An intriguing part of French’s work is how the author, like other recent scholars, shows that Civil War irregulars often underwent numerous changes in their status. Soon after its formation as an independent company, in late September 1862, the Rangers became absorbed into Imboden’s partisan ranger battalion. A majority of Imboden’s men later voted to become a regular brigade, with the McNeill company maintaining its partisan status. While Imboden eventually resumed command over the company and the Rangers scouted for General Robert E. Lee, McNeill’s men temporarily conducted autonomous raids. French notes that as they raised hell during one raid, a Ranger declared that, “we are independent and come and go where and when we please” (52). General Lee once expressed a preference that they become fully conventional cavalrymen (64-65). Reflecting this sentiment, by 1864, partisan rangers engaged in such indiscriminate violence, banditry, and desertion that the Confederate government disbanded every unit except Mosby’s and McNeill’s Rangers. In January 1865, McNeill’s men rejected Colonel Harry Gilmor’s attempt to assume formal command over them. However, lacking deeper analysis, French leaves numerous questions unanswered: Why did the Rangers cherish the independence of partisan ranger service? Why did they accept the authority of most Confederate commanders, but not Gilmor?

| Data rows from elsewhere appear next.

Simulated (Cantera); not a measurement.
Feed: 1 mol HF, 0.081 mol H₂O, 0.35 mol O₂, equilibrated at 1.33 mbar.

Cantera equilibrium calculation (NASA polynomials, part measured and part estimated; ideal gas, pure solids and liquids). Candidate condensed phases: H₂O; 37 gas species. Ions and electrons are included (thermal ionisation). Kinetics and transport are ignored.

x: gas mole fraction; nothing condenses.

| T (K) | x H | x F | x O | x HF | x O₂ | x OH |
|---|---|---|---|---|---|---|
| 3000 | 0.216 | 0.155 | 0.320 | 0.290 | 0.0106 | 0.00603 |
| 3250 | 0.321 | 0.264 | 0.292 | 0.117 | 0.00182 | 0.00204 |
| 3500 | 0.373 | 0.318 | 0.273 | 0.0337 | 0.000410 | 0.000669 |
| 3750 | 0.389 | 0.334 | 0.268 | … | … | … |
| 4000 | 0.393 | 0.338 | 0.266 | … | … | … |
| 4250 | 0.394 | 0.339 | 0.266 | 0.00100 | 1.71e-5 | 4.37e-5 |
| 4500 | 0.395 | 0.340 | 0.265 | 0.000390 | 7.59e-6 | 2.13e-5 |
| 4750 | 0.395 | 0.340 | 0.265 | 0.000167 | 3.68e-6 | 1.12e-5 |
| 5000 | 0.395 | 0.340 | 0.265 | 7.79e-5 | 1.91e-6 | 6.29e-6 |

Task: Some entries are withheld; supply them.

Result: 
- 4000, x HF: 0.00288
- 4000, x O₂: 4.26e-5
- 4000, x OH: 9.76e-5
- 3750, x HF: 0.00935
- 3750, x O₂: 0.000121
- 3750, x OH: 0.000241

French amasses a solid collection of sources. With wartime correspondence and postbellum memoirs, he vividly highlights the ordeals of his subjects. Giving us a sense of what a McNeill attack sounded like, French cites a woman who deemed the Rebel Yell “a most awful scream” (158). French also makes exceptional use of newspapers like the Rockingham Register, which measured Confederate popular opinion.

Despite some flaws, French’s book shows that McNeill’s Rangers deserve greater attention in research on irregular warfare during the Civil War. He provides a needed look at partisans whose importance rivals that of Mosby’s Rangers. His work should appeal to both scholarly and popular audiences interested in irregular warfare.

 

 

Scott Thompson is a PhD candidate at West Virginia University. He is currently working on a dissertation on black soldier mutinies and contributed an essay for Barton Myers and Brian McKnight, eds., The Guerrilla Hunters (2017).